Here are "footnotes" to some of the stories in Tokyo Cancelled. More extensive background to the book, including press reviews, can be seen here.

The House of the Frankfurt Mapmaker

The hallucinogenic nature of this story of a Turkish immmigrant to Germany owes a lot to Nancy Scheper-Hughes' fascinating analysis of the structure of "superstition" in Brazilian shantytowns - particularly of the "urban legends" pertaining to organ stealing:

Organ Stealing: Fact, Fantasy, Conspiracy or Urban Legend?

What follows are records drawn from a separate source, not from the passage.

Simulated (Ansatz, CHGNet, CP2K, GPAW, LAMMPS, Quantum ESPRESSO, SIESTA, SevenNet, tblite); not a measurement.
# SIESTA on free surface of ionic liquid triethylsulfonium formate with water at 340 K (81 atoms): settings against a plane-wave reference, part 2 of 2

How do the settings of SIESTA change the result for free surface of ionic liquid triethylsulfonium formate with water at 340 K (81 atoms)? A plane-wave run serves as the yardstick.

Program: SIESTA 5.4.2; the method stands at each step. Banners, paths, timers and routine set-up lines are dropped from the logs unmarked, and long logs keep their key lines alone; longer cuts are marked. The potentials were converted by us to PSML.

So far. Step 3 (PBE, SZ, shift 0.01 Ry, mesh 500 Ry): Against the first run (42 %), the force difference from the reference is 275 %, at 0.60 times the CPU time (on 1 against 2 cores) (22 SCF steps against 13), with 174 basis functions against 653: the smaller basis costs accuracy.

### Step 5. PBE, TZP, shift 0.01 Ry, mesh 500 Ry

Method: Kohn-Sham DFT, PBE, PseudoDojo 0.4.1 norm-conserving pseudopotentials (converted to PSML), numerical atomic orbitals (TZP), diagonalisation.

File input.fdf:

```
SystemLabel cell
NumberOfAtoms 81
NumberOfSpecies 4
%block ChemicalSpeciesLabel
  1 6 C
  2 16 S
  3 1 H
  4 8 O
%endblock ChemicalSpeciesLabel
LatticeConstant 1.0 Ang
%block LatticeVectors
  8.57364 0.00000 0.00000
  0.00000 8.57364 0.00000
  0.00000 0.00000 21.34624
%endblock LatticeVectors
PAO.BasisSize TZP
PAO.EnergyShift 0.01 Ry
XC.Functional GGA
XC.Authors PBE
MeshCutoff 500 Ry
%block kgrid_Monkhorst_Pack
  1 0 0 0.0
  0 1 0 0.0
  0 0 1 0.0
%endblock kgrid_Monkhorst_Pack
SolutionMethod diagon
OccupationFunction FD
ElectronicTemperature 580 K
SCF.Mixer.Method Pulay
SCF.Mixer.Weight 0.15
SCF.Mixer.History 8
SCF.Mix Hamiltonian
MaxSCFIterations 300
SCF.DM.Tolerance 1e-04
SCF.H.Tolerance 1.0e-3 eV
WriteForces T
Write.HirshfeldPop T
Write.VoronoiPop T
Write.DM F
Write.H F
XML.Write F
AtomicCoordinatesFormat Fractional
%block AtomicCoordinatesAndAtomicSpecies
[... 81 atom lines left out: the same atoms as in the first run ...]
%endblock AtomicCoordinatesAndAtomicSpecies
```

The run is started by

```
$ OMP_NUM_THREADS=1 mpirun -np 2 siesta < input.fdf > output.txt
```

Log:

Such legends are very complex, and it is difficult to answer the question of their "truth"; but, whatever else they do, they clearly dramatize a number of fears that are more general, and that range from the highly abstract to the very real and bodily. Recent media reports of similar stories arising in different places can be seen here:

The "monkey man" of Delhi (May 2001):
Mysterious "Monkey Man" Strikes Delhi
Chaos in Delhi: Monkey Man

The demon rapist of Tanzania (May 2005):
Belief in Sex-Mad Demon Tests Nerves in Zanzibar

The nineteenth century generated a lot of these legends in Europe. Among all the reasons for this was the real phenomenon of "bodysnatching" for dissection. Though this mainly involved seizing freshly-buried bodies from graveyards, it could also, as in the notorious case of William Burke and William Hare, involve serial murder. All this is described in Ruth Richardson's Death, Dissection and the Destitute: The Politics of the Corpse in Pre-Victorian Britain (London: Weidenfeld & Nicholson, 2001).

More current in modern western societies, however, is the other perspective. My story makes reference to some of the celebrated African "curiosities" taken around World Fairs and other celebrations of modernity - people whose particular place in modernity made them subject to its most pornographically violent aspects. Since no one was very interested in the subjectivity of these people we have little idea how they tried to represent this reality to themselves, and we remain in the situation of the observer-perpetrators. For further reading about some of these (heartbreaking) stories:

Ota Benga:
The Case of Ota Benga
Ota Benga: The Story of the Pygmy on Display in a Zoo

Sara Baartman:
Exhibiting "Others" in the West
The Life and Times of Sara Baartman

The Store on Madison Avenue

Inspired by a traditional folktale from south India, which you can read here:

The Rendezvous in Istanbul

This story owes a lot to the fascinating research carried out by Deniz Yükseker into the workings of the clothing market of Laleli in Istanbul. A lot of research into "informal" markets centres on the issue of trust which is a prerequisite for credit when creditors do not have recourse to any system of penalties if a debt is not honoured. Yükseker's research described how merchants, mostly women, from the former USSR forged these bonds of trust with sellers in Istanbul. A summary of this aspect of things can be found here:

"Embedding" Trust in a Transnational Trade Network

Riad's life as a sailor owes a lot to Allan Sekula's Fish Story, a spectacular cycle of photographs and essays about maritime lives and industries that I recommend to all. I was also very indebted to the installation by the Italian collective Multiplicity at Documenta 11, "A Journey Through a Solid Sea", which presented the 1996 sinking in the Mediterranean of a fishing boat, sailing under the Maltese flag, with 283 Pakistani, Indian and Sri Lankan clandestine refugees on board.

The Changeling

Richard Preston's amazing article from New Yorker on smallpox and its historical relationship with human beings was important for this story. You can find it online here:

The Demon in the Freezer

The Recycler of Dreams

The dire situation of many people in Argentina during the economic crisis that reached its climax in 2001 received a lot of press. This article, for instance, describes the macroeconomic situation and its effect on everyday life (especially the garbage collectors who became iconic):

Reporter's Notebook from Argentina

Out of necessity, however, this crisis led to very fascinating new imaginations which are described best in all the work Naomi Klein did in 2002 and 2003. Her two-part piece in The Guardian can be seen here:

Out of the Ordinary (part 1)
Out of the Ordinary (part 2)

An extract:

"In the past year, between 130 and 150 factories, bankrupt and abandoned by their owners, have been taken over by their workers and turned into cooperatives or collectives. At tractor plants, supermarkets, printing houses, aluminium factories and pizza parlours, decisions about company policy are now made in open assemblies, and profits are split equally among the workers.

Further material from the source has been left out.